What NSE can learn from cryptocurrencies and blockchain

The co-location scam of NSE could be the beginning of the end of centralised exchanges. Blockchain technology negates the risks of putting too much trust for delivery and liquidity on a centralised platform that is open to manipulation.

The NSE co-location scandal refuses to die. If one zooms out a bit, at the heart of the scandal is the very architecture of centralised exchanges. One place where everyone shows up to buy and sell – that’s just too attractive a prize for those willing to break the law for economic gain.

Till recently, there was no real alternative. A market simply meant a place where strangers can come together to buy and sell things. And for capital markets that value scale, this meant a centralised counterparty. How else will I be sure that the stock I just bought will indeed be delivered to me? The tiered approach of a centralised exchange and brokers plugging into it for their respective clients (or sub-brokers) enabled a staggeringly large number of strangers to trade with each other.

Counter(party) is over!

This system works well, so long as one is willing to place a great deal of faith in the exchange itself. After all, if I can’t trust the exchange, there is not much guarantee of my stocks or money coming to me after the trades are settled. In most situations, this faith is not misplaced. However, when it is violated, it has the potential to threaten the very stability of the entire capital market. Given these high stakes, regulators are rightly wary of anything that may jeopardise an exchange.

That means vigilance, audit costs and most importantly, monopoly or oligopoly!

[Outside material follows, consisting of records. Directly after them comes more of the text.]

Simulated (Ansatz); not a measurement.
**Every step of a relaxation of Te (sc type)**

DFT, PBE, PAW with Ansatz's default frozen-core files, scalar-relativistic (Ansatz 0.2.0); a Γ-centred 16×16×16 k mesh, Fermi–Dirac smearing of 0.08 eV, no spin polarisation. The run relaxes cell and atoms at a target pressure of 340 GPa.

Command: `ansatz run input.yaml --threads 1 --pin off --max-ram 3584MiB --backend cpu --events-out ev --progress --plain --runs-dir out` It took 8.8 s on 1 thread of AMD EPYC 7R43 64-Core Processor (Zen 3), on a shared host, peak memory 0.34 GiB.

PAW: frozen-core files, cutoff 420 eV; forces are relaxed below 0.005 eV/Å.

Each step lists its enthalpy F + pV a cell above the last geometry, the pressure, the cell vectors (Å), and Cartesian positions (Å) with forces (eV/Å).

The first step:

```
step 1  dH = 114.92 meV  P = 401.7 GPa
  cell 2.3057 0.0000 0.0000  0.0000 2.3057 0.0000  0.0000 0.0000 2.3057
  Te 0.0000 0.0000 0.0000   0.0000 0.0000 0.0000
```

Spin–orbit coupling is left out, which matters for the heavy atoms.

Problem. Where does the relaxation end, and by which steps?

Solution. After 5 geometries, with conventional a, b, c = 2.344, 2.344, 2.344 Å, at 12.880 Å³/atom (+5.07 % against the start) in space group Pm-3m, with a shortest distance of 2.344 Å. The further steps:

It is ironic that NSE finds itself in the middle of the co-location scandal since it was set up in the first place as a competing exchange to BSE, which seemed excessively dominated by a select group of brokers to the institutional investors of yore. History, it seems, has a strange sense of humour!

TINA or TIA?

Are we in the familiar territory of There Is No Alternative? What can market participants do? Some or other exchange is needed to coordinate the order books and trades, after all. However, There Is an Alternative – especially given the emergence of blockchain technology and clear demonstration of decentralised exchanges as well as atomic swaps in the crypto domain.

What makes a centralised exchange attractive? It has liquidity, a single counterparty and economies of scale in transaction costs.

Can we hope to replicate these benefits in a decentralised architecture?

Many d-exchanges

The core idea is simple: today’s centralised exchange is replaced with multiple (maybe hundreds of) d-exchanges, each of which works on the principle of atomic swaps for immediately settling trades.

What is an atomic swap? We have all been using it, or at least our banks have been. We are used to this in the money transfer domain – with the familiar but mouthful of a name: Real Time Gross Settlement (RTGS).

The banks do not trust each other and route all their mutual transfers through the central bank. This used to be done on a net basis at the end of each business day till quite recently (and still is, for cheque settlements). However, when it comes to RTGS, the banks carry out immediate transfer, backed by suitable collateral, and still through the central bank.

An atomic swap works similarly – the exchange of money for assets happens through a single transaction that either works or fails, with no possibility of only one half working. The parties to the transaction either go home with their own assets/monies or that of the other party, never both.

If a technology platform allows individuals to participate in sending orders which are matched and then settled immediately through an atomic swap of money for assets, we are done.

What happens to liquidity?

There is a strong reason why the tens of stock exchanges India had (including one in Delhi and Kolkata) boiled down to two. Liquidity is hard to bring and it tends to be self-fulfilling. Liquidity begets liquidity.

A design with hundreds of d-exchanges is impractical unless they can share liquidity. This is challenging in the current framework because the exchanges have no incentive to build direct bridges and each bridge is a costly affair to set up and maintain.

In the blockchain world, these are trivial problems. Since no one has to trust each other, the bridge-building is extremely simple. That leaves the economic incentives to enable bridges. That boils down to customers’ demands. An exchange owned by its participants would be far more willing to build bridges as it helps them vs one owned by purely profit-driven shareholders. This also answers the question of why there should be hundreds of d-exchanges and not just a few. It would literally be a case of to each her own, when it comes to trading in an exchange – everyone would trade in one they own a part of (through a Decentralised Autonomous Organisation structure).

How far away is this?

This vision seems a bit utopian and far-fetched if one starts from the current capital markets. Regulations, investor behaviour and setting up the systems – it is all too daunting.

Come at it from the crypto world, and this seems like yesterday’s infrastructure. Somewhere between the two, we have a realistic possibility of an ecosystem of d-exchanges for stocks within the next five years.

Given the slow pace at which most regulations evolve, it is quite likely that cross border stock d-exchanges will precede ‘onshore’ ones. To put it simply, Indians might trade US stocks in d-exchanges while Europeans trade Indian stocks in a similar manner, way before the locals can sign up for the same.

The beginning of the end for centralised exchanges is here!